Ernst Breidenbach
Auch ich ein Davidsbündler
Works by Schumann, Zdralek, Reubke
Auch ich ein Davidsbündler
Works by Schumann, Zdralek, Reubke
Robert Schumann (1810-1856)
Davidsbündlertänze op.6
Marko Zdralek (*1973)
Auch ich ein Davidsbündler
Julius Reubke (1834-1858)
Klaviersonate b-Moll
catalog number 21137
Zum Arabischen Coffe Baum - This is the name of one of Europe’s oldest and most well-known Coffee Houses and it can be found right in the centre of Leipzig. Among its illustrious patrons were Bach, Lessing, Goethe and Napoleon. Robert Schumann was also a regular visitor. In 1834 the discussions and plans of these “young hotheads” (Schumann’s own words) led to the founding of the ‘Neue Zeitschrift für Musik’, which soon became the leading German language music periodical.
The Davidsbündlertänze op. 6, which Schumann composed between August and September 1837 are cyclic, with sudden changes of character and yet they are “very different to Carnaval”, as Schumann wrote: They “are as similar to it as faces are to masks”.

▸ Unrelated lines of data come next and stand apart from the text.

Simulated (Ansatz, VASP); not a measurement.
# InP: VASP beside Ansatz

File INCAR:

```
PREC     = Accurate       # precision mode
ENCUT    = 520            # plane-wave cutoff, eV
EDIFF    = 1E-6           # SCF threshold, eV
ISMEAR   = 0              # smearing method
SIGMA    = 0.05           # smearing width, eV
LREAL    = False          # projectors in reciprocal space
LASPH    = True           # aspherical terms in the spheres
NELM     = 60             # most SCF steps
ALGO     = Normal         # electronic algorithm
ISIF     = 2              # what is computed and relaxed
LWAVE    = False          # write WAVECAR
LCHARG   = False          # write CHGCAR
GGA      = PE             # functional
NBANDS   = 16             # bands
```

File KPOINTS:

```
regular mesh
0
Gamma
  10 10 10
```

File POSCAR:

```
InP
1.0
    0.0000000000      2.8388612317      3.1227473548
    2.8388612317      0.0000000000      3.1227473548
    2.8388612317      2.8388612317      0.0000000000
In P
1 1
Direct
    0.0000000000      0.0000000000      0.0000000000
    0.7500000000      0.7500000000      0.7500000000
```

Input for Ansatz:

Julius Reubke, the son of an organ builder, first studied in Berlin and then moved to Weimar in 1856, at the latest, to study with Liszt. A letter of recommendation from Hans von Bülow, who described his as being “the best student at the conservatory”, paved the way for this transition. In Weimar he quickly became one of the most promising of Liszt’s circle of friends and acquaintances. Reubke died much too early, only 24 years old.
Schumann’s League of David utopia has occasionally been taken up by other composers, such as in two works by Thomas Kirchner, a friend of Brahms. In principle, an approach on two levels is conceivable, the musical level and the personal, historic-ideological level. The composer Marko Zdralek, born in 1973, must have been thinking along these lines when he decided on the title Auch ich ein Davidsbündler. His work for piano from 2003, which is recorded on this CD for the first time, amalgamates the gravitational pull of Schumann’s music and the commitment to an idealistic collective with concrete stylistic models.